Skinhead Apocalypse – The Charlie George Disco Spins on Forever

1971, 13 years-old. I wore Doc Martens, monkey boots sometimes, tonik trousers and orange tag Levi’s, but not a Crombie. My mates had Crombie imitations but I had a Millets parka (what was that about? Some shallow echo of Mod fashion?). I wasn’t a Skinhead or a Suedehead not even a Bovver Boy, though I followed Chelsea as much as any suburban, New Town teen might. We lived for football; at school we played it in the breaks and in PE. We played in the park after school and at weekends we played more football or we played Subbuteo. And we went to football matches; Spurs, Arsenal, OPR and Watford were who my closest friends supported. I went with them to see their teams as much as I went to see mine.

At the youth club we kicked footballs about and watched the girls dance in formation. At my mate’s house, after school, after the kick about, we listened to his older sister’s records, Max Romeo’s ‘Wet Dream’ and Prince Buster’s ‘Big Five’ over and over again. Out of reach, a distant figure, his sister seemed impossibly hip. There was no one in my family like her. But these things soon passed, as orange tag Levi’s were exchanged for Skinner jeans and Sta-Prest for channel-seamed flares. That was the sum of it for me, a fleeting moment before my interest switched from football to music – to Roxy, Lou Reed, Bowie, Alice and Slade.

Illustration by Malcolm Harrison, NTA, that accompanied Basil George’s ‘Let’s Dance’ Game v.1, n.12 (1974)

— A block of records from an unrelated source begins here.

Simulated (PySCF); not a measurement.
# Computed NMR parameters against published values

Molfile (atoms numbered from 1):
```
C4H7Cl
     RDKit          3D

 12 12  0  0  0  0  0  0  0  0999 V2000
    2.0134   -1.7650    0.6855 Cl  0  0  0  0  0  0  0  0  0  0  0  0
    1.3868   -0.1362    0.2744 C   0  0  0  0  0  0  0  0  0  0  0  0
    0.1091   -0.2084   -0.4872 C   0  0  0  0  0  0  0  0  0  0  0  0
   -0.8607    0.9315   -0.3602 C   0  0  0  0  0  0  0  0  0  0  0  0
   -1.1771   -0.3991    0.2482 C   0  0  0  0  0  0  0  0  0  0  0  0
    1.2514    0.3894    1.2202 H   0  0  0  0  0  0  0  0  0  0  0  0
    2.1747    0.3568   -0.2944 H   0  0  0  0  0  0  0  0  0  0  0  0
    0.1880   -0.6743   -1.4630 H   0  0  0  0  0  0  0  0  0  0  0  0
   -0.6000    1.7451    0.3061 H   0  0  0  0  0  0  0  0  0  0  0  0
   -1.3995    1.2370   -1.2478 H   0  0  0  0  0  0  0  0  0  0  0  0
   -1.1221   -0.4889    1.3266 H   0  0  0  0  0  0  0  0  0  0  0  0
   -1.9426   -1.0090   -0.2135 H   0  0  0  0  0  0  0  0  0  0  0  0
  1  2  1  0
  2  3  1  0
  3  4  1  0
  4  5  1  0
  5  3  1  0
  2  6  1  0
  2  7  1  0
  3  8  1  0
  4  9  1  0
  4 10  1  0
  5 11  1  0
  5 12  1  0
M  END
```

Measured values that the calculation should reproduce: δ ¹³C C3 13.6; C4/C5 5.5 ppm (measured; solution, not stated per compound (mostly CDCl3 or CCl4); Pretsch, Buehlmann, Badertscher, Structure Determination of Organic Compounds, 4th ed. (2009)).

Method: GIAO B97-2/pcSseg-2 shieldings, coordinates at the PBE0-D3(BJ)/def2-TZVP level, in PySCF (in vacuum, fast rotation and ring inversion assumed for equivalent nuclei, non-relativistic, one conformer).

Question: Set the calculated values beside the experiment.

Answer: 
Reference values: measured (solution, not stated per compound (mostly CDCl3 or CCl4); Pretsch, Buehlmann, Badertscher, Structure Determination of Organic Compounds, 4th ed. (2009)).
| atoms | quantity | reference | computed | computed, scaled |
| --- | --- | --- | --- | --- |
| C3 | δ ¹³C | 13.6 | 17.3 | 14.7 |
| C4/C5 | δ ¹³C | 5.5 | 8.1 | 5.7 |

Late 1974 and Skinheads are figures of the past not only for me but also for Game magazine’s Basil George. 1974 was a long way from the point in time when Skinheads joined youth culture’s ‘long line of apocalyptic syndromes’, he wrote in his introduction to a lurid story about the contemporary dance scene. Since his Mod days at the Flamingo and Marquee, George hadn’t spent much time in the clubs, his last memorable experience on the dance floor had been at another Soho dive as the 60s turned into the 70s:

There in a dingy, smoky tomb I fumbled through a few half-hearted and fearful dances with a succession of apathetic girls with hair so short even the dim, bloodshot light failed to conceal horrifying glimpses of feminine scalp . . . Even more extreme than the short hair of the girls were skinny, but none-the-less menacing boys with their hair shaved to the point of baldness. And the boys all wore check Ben Sherman shirts, old fashioned braces, jeans cut short as much as six inches above the ankle and the mandatory ‘bovver boots’.

This scene was not for him, but the dancers held his fascination. Along one wall, the boys lent back and moved only their hips to the music. In touching distance, the girls faced the boys and moved in time. ‘Sure enough the girls dresses were pushed high up at the front and here and there was the glint of an open fly.’ The dance of sex played on.

Paul ‘Smiler’ Anderson and Mark Baxter, Scorcha! Skins, Suedes and Style From The Streets 1967-1973 (Omnibus Press, 2021)

In Paul Anderson and Mark Baxter’s Scorcha!, a sumptuously illustrated history of Skins, Suedeheads and street style, 1967-1973, you can find numerous examples of the scene described by Basil George, though the prurient aspect, the hitched skirts and open jeans are not on show. Decorated throughout by literally hundreds of record labels, this is a book about music, fashion and dancing. The football side of things is a backdrop, not the centre of the action, which wasn’t quite how some saw it at the time.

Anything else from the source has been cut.